How to extract text ending with new line marker in r using regex-CodePudding

Question

I have a character vecter a that mix letter and Chinese character. I want to extract the 5 Classes. Like the example below.

I don't know how to do it in R.

I have tried ex_between() from qdapRegexpackage but failed.

Reproducible code

a = "Class1：AAA_123_视物。\nClass2：BBB_456，行手术。\nClass3：CCC_789\nClass4：DDD_111\nEEE_222\nFFF_333\nClass5：GGG_444_右：光感？  "

# I used ex_between() from qdapRegex package to extract Class1 to Class5 but failed.
Class1 = ex_between(a, 'Class1：', '\n')
Class2 = ex_between(a, 'Class2：', '\n')
Class3 = ex_between(a, 'Class3：', '\n')
Class4 = ex_between(a, 'Class4：', '\n')
Class5 = ex_between(a, 'Class1：', ' ')

Expected output

Class1 = "AAA_123_视物。"
Class2 = "BBB_456，行手术。"
Class3 = "CCC_789"
Class4 = "DDD_111,EEE_222,FFF_333" # Note that \n has been replaced with comma(,)
Class5 = "GGG_444_右：光感？  "

CodePudding user response：

As the ex_between() function has a limited control over regex, especially for the case of Class4 which should not terminate the match at the first encountered newline character, I'd use str_extract() function instead.
Would you please try:

library(stringr)

a = "Class1：AAA_123_视物。\nClass2：BBB_456，行手术。\nClass3：CCC_789\nClass4：DDD_111\nEEE_222\nFFF_333\nClass5：GGG_444_右：光感？  "

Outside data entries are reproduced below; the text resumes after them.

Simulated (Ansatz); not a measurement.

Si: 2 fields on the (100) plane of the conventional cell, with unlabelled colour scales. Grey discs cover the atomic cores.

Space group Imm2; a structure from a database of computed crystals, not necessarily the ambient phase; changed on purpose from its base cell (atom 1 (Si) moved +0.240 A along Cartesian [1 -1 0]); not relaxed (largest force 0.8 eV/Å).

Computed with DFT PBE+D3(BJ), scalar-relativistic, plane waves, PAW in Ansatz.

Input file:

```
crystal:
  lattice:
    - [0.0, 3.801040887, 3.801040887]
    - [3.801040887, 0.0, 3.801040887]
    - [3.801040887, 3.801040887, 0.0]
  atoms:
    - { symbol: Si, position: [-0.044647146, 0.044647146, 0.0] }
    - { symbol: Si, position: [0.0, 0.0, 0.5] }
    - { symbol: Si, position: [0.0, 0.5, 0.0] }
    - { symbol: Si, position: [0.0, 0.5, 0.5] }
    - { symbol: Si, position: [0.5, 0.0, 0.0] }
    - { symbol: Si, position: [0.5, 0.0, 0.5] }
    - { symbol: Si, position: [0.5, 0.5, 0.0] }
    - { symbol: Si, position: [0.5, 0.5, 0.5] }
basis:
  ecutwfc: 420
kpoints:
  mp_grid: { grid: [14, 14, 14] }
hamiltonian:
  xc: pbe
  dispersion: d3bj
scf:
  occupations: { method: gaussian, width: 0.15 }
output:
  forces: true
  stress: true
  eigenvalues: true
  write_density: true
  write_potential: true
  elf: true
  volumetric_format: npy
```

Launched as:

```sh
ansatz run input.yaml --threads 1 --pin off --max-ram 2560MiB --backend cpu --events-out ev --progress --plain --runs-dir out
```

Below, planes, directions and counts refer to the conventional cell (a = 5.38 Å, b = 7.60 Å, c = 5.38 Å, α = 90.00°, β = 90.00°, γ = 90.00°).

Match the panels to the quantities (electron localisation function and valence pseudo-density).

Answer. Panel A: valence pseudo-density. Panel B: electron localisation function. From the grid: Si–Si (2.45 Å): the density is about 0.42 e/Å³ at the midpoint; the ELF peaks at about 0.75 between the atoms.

Class1 = str_extract(a, regex("(?<=Class1：).*?(?=\nClass)", dotall=TRUE))
Class2 = str_extract(a, regex("(?<=Class2：).*?(?=\nClass)", dotall=TRUE))
Class3 = str_extract(a, regex("(?<=Class3：).*?(?=\nClass)", dotall=TRUE))
Class4 = str_extract(a, regex("(?<=Class4：).*?(?=\nClass)", dotall=TRUE))
Class5 = str_extract(a, regex("(?<=Class5：).*"))

Output:

Class1 = "AAA_123_视物。"
Class2 = "BBB_456，行手术。"
Class3 = "CCC_789"
Class4 = "DDD_111\nEEE_222\nFFF_333"
Class5 = "GGG_444_右：光感？  "

Explanation of the regex:

(?<=Class1：) is a lookbehind assertion and the matched portion is not included in the result.
.*? is the shortest match between the lookbehind (above) and the lookahead (below).
(?=\nClass) is a lookahead which matches the string "Class" preceded by a newline.
The dotall=TRUE option makes a dot match a newline character.